The National Information Standards Organization (NISO) began a MetaSearch Initiative (NISO-MS) that resulted in the development of a collection description schema. Though NISO recently reorganized its content and collection activities, the draft NISO Collection Description Specification [4] remains a readable overall reference for these initiatives. Like related initiatives, the draft also uses the DCCAP format.

A similar effort was initiated in the United Kingdom called the Information Environment Service Registry. IESR was designed to make it easier for other applications to discover and use materials which will help their users’ learning, teaching and research. IESR’s various terms (namespaces, classes and properties) and controlled vocabularies are very helpful to UMBEL.

Another example is the Ockham Digital Library Service Registry (DLSR), that enables service-based digital libraries, funded by the National Science Digital Library (NSDL) initiative, to interoperate. Efforts such as this, in turn, have led to interest in exploiting “light-weight” protocols and open source tools in the community [5]. For example, there is an interesting discussion of tools to Implement Digital Library Collections and Services from DLib magazine [5].

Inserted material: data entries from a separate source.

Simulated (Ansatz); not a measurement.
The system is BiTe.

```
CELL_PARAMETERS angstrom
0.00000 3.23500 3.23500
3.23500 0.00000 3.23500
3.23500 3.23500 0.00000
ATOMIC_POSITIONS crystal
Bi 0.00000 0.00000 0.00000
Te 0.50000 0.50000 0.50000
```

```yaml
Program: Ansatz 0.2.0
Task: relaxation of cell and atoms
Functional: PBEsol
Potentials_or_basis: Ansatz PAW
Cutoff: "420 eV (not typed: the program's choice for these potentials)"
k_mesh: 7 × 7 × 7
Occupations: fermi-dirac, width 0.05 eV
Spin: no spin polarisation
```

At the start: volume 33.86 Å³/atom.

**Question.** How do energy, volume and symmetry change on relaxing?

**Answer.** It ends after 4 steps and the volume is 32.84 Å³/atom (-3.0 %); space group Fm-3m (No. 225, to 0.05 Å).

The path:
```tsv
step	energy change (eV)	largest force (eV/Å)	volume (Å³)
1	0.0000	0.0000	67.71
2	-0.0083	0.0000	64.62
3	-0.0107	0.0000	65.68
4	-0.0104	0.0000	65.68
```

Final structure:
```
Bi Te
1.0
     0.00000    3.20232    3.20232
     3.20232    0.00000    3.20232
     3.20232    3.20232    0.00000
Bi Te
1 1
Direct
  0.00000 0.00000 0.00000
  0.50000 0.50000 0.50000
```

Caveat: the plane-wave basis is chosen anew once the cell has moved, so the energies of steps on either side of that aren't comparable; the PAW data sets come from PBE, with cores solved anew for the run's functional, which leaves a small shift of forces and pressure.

These efforts, among many across the digital library community including the related National Digital Information Infrastructure and Preservation Program (NDIIPP) at the Library of Congress, represent tremendous efforts to describe digital collections. Clearly, subsets of this learning can be applied directly to UMBEL in relation to registry and dataset metadata.

Most all of these schemes use XML data serializations. Our investigations to date have not been able to turn up any RDF representations, though they are surely to come. Fortunately, all of the DCCAP-based efforts have an RDF-like design and most properties have URIs and defined namespaces.

Web Services and Bindings

The Web Services Description Language (WSDL) is an XML-based language for how to communicate with, and therefore interoperate, Web services. WSDL defines a service as accessible Internet endpoints (or ports), supported operations and related messages. It was first proposed to the W3C in March 2001; though it is a recommendation, it is not yet an official W3C standard.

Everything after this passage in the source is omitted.